Fork and Join Constructs in Concurrency
Fork
The fork instruction creates a new concurrent execution (a child) from the point where it is executed. The original execution that invoked the fork is called the parent. The fork instruction typically takes a single parameter, a label (L), which is the entry point for the child execution. After a fork:
- The child begins execution at the statement labelled L.
- The parent continues execution with the statement immediately following the fork instruction.
- Both parent and child execute concurrently (interleaved or in parallel, depending on the implementation).
In formal or simplified fork/join languages, the fork is often represented as a system call or language primitive such as fork L or spawn L. The fork operation must be implemented so that the two executions have separate control flows, and any shared variables are handled according to the memory model (shared memory, message passing, etc.).
Join
The join instruction is used to recombine multiple concurrent computations into a single continuation. A common pattern uses an integer variable, called a count, that is initialised to the number of concurrently running computations that must synchronise (the fan-in count). The usual semantics are:
- Each concurrent computation that reaches the join executes join count. The join operation performs an atomic decrement of the count variable.
- If the value of count after the decrement is greater than zero, the process that executed the join terminates (or returns to the runtime), having only signalled its completion.
- If the value of count after the decrement becomes zero, that process is the last arriving computation and it continues execution with the next statement after the join point; thus the concurrent flows have been recombined into a single continuation.

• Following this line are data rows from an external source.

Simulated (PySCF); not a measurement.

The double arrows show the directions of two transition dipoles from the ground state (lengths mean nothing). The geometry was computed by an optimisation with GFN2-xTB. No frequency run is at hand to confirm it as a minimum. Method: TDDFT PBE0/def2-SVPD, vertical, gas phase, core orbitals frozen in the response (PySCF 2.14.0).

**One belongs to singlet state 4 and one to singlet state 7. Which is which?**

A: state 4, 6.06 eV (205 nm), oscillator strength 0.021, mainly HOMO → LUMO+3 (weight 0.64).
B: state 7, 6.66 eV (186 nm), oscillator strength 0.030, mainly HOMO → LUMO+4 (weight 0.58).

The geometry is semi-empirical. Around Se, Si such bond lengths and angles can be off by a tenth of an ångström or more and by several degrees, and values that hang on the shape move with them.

This behaviour implements a simple synchronisation/fan-in: exactly one of the arriving computations continues past the join. The join operation must be atomic on the count variable to avoid race conditions. An alternative synchronisation pattern is for the parent to wait explicitly for all children (for example using wait or a barrier), but the single-continuation join described above is common in structured fork/join formalisms.
Precedence Graphs and Fork/Join
A precedence graph (also called a dependency or partial order graph) represents ordering constraints among statements or tasks. Nodes denote statements or tasks (S1, S2, ...). A directed edge from node A to node B means A must complete before B begins.
When mapping a fork/join program to a precedence graph:
- Sequential statements produce a linear chain of edges (S1 → S2 → S3).
- A fork creates branching: one edge from the fork to the child's starting label, and another edge to the continuation in the parent.
- A join causes several branches to converge: the join point is reachable only after all required branches complete (modelled by incoming edges from the last statements of each branch to the join continuation).
Conversely, when constructing a fork/join program from a precedence graph, the goal is to introduce forks to create parallel branches for independent subgraphs and joins (or appropriate counters) to recombine them where the graph enforces a common successor.
Good practices and implementation notes
- Initialise the count variable to the number of concurrent computations that must be joined before the continuation can run.
- Ensure join decrement is atomic to prevent lost updates and incorrect continuation ordering.
- Decide which execution continues after the join (commonly the last arriving task). Document this because different models use different conventions (parent resumes, last child continues, explicit waiter, etc.).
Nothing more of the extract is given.